Cerebrium, a serverless AI infrastructure platform founded in Cape Town, has announced an $8,5-million seed round, led by Gradient, Google’s AI venture fund, with participation from Y Combinator, Authentic Ventures, and several strategic angel investors and operators.
Founded in Cape Town, South Africa and now headquartered in New York City, the company and its AI platform are responsible for technical advancements that enable teams to build and scale multimodal AI applications without the traditional complexity or cost.
The new funding will allow the team at Cerebrium to invest in new features and meet surging enterprise demand.
The company was founded by Michael Louis and Jonathan Irwin, who previously served as chief technology officer and lead engineer, respectively, at OneCart. OneCart was acquired by MassMart in 2021, serving as one of South Africa’s largest tech acquisitions at the time.
The duo founded Cerebrium after struggling to build their own AI-driven products.

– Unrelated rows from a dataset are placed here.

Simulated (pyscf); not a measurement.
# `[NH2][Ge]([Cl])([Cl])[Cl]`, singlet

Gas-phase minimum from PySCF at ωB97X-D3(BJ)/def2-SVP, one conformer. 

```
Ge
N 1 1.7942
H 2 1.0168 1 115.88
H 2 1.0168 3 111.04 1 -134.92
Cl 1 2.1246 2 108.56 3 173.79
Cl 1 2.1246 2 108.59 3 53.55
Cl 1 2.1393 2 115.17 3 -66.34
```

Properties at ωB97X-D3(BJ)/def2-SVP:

CEO and co-founder, Michael Louis, comments: “Tooling was fragmented, there was an education gap between theory and production, the unit economics didn’t make sense, and development cycles took months.
“We built Cerebrium so engineers can focus on building AI products that users love with real business impact, instead of hiring an infrastructure team, racking up six-figure cloud bills or worrying about security and compliance.”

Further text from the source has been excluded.